OLYMPIA — Steve Hobbs is used to taking his lumps in the political arena and on the campaign trail.
But the centrist Democratic state senator from Lake Stevens still found the flurry of jabs getting thrown at him by Senate Republicans ahead of the Aug. 7 primary a bit unsettling.
Especially considering GOP senators dreamed up or drafted most of the policies he’s getting slammed for supporting.
“They feel they have to go after me and it’s unfortunate,” Hobbs said. “It’s a desperate move on their part.”
Early Wednesday, the 30-second ad started airing on CNN, ESPN and other cable channels. It is slated to run hundreds of times over the next two weeks, according to contracts posted on the Federal Communication Commission website.

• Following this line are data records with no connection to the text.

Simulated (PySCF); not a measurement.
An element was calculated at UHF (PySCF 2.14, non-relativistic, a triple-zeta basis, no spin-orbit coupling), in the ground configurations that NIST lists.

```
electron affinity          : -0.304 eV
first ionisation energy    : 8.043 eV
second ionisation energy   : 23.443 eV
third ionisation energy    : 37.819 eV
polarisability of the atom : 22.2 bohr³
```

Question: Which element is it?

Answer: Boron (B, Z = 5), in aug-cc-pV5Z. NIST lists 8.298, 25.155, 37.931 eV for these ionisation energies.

Coupled with mail pieces and digital ads, Senate Republicans have funneled nearly $70,000 through Washington Forward, an independent political committee, to batter Hobbs. The hope is to better the chances of their candidate, Doug Roulstone, of Snohomish, in November. (This presumes Roulstone beats the other candidate in the primary, Libertarian Jeremy Fitch, of Everett.)
Hobbs is targeted for a simple reason. Republicans hold 24 seats in the Senate and need one more to reach a majority. The GPS for the party’s political strategy shows one of the best routes to this destination runs through the 44th Legislative District in Snohomish County.
It is a district where voters routinely choose Democrats and Republicans to represent them in the Legislature. A Republican, Dave Schmidt, held the Senate seat until Hobbs beat him in 2006.
“We feel that Steve Hobbs has rented a Republican seat for too long,” said Justin Matheson, the political director for the Senate Republican Campaign Committee. “It’s probably the most conservative seat the Democrats still hold that we don’t have.”
Hobbs, who travels in the political left lane on social and civil rights issues and the right lane on fiscal policy and government reform, has been a pretty good Democrat tenant — by Republican standards — though the 30-second commercial paints a different picture.
He is criticized for voting to raise the gas tax in 2015 and statewide property tax in 2017 and, earlier this year, supporting a bill to make some but not all lawmakers’ records public.
What the ad leaves out is the critical role Republican senators played in all three of those matters.
A GOP senator drafted the gas tax legislation that is now financing billions of dollars of transportation improvements.
Another Republican senator first proposed the property tax increase, which is enabling the state to better fund public schools as demanded in the McCleary case. In fact, Republican senators used their then-majority in 2017 to repel every alternative put forth by Democratic lawmakers and Democratic Gov. Jay Inslee. Only in 2018 — with the state rolling in dough from the booming economy and the GOP back in the minority — did Republican senators clamor for tax relief.
And finally Senate Minority Leader Mark Schoesler, R-Ritzville, co-sponsored the aforementioned public records legislation that Inslee wound up vetoing after an outcry from residents and media.
Schoesler’s role also entails raising money and electing Republicans. He steers The Leadership Council, the source of money behind the attack ads. Thus, the GOP leader is in the position of blasting Hobbs for supporting one of his ideas.
Hobbs is counterpunching with $50,000 worth of commercials on cable channels, 2,051 spots in all. They focus on his record, not the Republican jabs, he said.
He figures if he can eclipse 50 percent by a comfortable margin, it might cause the Senate Republican caucus to ponder other routes to the majority.
Hobbs would still take his lumps but the jabs might lack the same punch.